Negotiators at COP27 have put “loss and damage” — a.k.a. “reparations” — on the agenda, too. The idea is that wealthy nations, which developed their wealth using hydrocarbon energy and therefore are to blame for global warming and the increased numbers and intensity of extreme weather events, owe developing nations financial assistance as they deal with climate disasters.
In case you hadn’t heard, radical environmentalists and their globalist, “Great Reset” allies, people I like to call “climate cops,” are holding their annual doom-fest. The 27th “Conference of the Parties,” or COP, of the UN Framework Convention on Climate Change started November 6 in Sharm el-Sheikh, Egypt, and has drawn some 40,000 participants from pretty much every country in the world. It’s set to last two weeks.
True to form, organizers are using it as another opportunity to demand global action to fight catastrophic anthropogenic global warming (CAGW). Cornwall Alliance will comment from time to time about this COP, as we’ve done about previous ones.

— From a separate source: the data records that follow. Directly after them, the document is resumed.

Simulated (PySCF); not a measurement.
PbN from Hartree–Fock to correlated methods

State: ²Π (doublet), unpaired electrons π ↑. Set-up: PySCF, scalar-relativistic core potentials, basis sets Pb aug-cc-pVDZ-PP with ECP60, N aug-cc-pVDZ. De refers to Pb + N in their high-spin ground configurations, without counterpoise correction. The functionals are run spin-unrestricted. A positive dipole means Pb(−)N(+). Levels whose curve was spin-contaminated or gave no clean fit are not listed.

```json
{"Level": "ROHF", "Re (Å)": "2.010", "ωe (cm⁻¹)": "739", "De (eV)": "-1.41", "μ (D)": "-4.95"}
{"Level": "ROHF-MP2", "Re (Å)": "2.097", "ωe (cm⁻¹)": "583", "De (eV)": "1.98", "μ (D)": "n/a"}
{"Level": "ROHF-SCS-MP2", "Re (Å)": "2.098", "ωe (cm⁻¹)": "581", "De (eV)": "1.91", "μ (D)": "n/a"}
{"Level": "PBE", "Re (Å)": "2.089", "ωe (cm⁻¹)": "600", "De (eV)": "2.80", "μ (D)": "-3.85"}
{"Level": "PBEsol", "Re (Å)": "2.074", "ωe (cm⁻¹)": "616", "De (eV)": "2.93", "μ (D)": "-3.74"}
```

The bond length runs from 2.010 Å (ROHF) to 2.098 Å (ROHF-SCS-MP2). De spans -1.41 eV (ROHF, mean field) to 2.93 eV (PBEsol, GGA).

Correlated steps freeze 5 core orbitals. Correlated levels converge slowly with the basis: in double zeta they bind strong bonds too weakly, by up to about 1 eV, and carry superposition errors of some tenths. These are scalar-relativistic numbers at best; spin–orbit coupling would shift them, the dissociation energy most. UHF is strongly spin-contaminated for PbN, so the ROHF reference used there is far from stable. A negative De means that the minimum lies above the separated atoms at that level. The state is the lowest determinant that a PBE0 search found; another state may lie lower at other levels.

The Associated Press reported on its first day that COP27 was taking place “amid a multitude of competing crises, including the war in Ukraine, high inflation, food shortages and an energy crunch.” Every one of these competing crises, including even the war in Ukraine, is in part a consequence of the very climate and energy policies promoted for the last three decades, and every one of them is exacerbated even now by exactly those policies.
Prodded by past COPs, developed countries have rushed to substitute wind and solar energy for abundant, reliable, affordable hydrocarbon energy. The result, predicted by critics, has been higher energy prices and, simultaneously, increasingly fragile energy infrastructures, especially in Europe. Those fragile, poorly supplied energy infrastructures led to European nations’ growing reliance on Russia for natural gas. That dependence, in turn, led to Russian President Vladimir Putin’s calculating that the risk that Europe would respond militarily to an invasion of Ukraine was slim — and he was right. European nations’ support for Ukraine has been tepid compared with the nearly $20 billion in aid the United States has given.
Meanwhile, pressured by developed nations, many developing nations have been forced to rely increasingly on wind and solar rather than fossil fuels, slowing their economic growth and prolonging poverty for their billions of people. That makes those nations vulnerable to the oil and gas price shocks that came with the war in Ukraine.